That’s right, move over “mane.” The Grizz just got some major girl power.

Niele Ivey is a game changer at 5 feet 7 inches tall in a world of 7 feet-tall men. She’s the first ever Memphis Grizzlies female assistant coach.

“It’s just an incredible feeling,” said Ivey. “Every day I’m just so excited to come to work.”

And she’s been putting in the work since she was a young girl. This St. Louis native comes to the 901 from the 574, home of the Fighting Irish.

And her resume is nothing but net.

“Blessed to have a great career at Notre Dame, won the first Nation Championship, was a point guard on that team and then played in the WNBA, so that was a dream of mine to play professionally,” she said.

Ivey says after a few knee injuries she decided to retire from the Indiana Fever and start her coaching career.

“My first coaching position was back at my alma mater at Notre Dame under Muffett McGraw and her staff," said Ivey. "And I was at Notre Dame for 12 years, won another national championship in 2018 and was a part of nine Final Fours.”

From the NCAA to the WNBA and now the NBA, this boss lady says she’s living her dream -- all thanks to the top man on the Grizz giving her an opportunity of a lifetime.

“He resonates with me because he was a great assistant coach, passionate, you know,” said Ivey. “And then now this is his first opportunity to run his own program. For me, that just resonated with me.”

Speaking of firsts, this is Ivey’s first crack at coaching men. I asked her if she’s intimidated by being the only girl on the court.

“I’m used to being around their age because recruiting and being a recruiting coordinator, these guys are the same age as the girls that I was recruiting,” she said.

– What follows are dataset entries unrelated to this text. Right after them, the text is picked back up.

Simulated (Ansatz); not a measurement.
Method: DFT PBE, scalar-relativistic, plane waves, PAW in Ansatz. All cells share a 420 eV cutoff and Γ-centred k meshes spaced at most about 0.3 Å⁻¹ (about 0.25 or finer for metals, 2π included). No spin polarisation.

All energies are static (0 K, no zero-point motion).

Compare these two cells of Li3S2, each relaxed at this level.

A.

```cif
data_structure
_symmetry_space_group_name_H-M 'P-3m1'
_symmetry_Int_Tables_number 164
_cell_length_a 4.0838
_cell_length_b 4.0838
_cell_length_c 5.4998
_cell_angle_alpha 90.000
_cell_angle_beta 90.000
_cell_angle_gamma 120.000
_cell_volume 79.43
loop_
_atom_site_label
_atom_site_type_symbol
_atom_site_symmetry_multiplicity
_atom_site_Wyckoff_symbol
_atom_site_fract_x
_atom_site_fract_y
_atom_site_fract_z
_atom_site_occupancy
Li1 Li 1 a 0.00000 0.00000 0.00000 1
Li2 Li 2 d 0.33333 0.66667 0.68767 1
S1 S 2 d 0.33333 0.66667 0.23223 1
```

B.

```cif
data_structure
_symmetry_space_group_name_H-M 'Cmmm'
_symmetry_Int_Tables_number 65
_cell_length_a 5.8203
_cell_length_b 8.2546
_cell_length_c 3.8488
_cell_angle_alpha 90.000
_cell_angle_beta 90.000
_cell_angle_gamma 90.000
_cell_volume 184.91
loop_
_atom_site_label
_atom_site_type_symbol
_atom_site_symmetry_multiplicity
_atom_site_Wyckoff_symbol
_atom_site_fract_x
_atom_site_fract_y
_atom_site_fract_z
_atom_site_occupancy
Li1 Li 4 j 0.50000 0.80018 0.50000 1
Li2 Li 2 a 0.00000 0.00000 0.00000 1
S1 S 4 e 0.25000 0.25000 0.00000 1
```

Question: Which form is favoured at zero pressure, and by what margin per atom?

As for respect, she plays no games.

“I know how to demand respect as well,” said Ivey. “They haven’t seen the real me yet.”

While coach Ivey knows how to make the boys behave, she says they’re already a great group to work with.

“Since I’ve been here, the team has embraced me, the coaching staff is amazing, I love my boss, the players, the guys, they’re awesome,” she said.

The other guy in her life is her 17-year-old son who is also a ball player.

He gets it from his mama. He’s a senior at a prep school in Indiana, and while Coach Ivey admits the distance is challenging, FaceTime keeps them connected and absence makes their hearts grow fonder.

“We’re leaning on each other and it’s been a great experience for us both,” said Ivey. “We have a great relationship and I’m just so proud of him, and I know that what I’m doing is going to continue to inspire him.”

Coach Ivey is inspiring women too as one of only nine female coaches in the NBA.

“I feel empowered because I feel like I’m empowering other women,” she said. “For me, that’s why I’m doing what I’m doing. It’s bigger than myself. I want to show women everywhere you can be a mother, you can do whatever, you don’t have to sacrifice anything, you can do them both. Anything is possible.”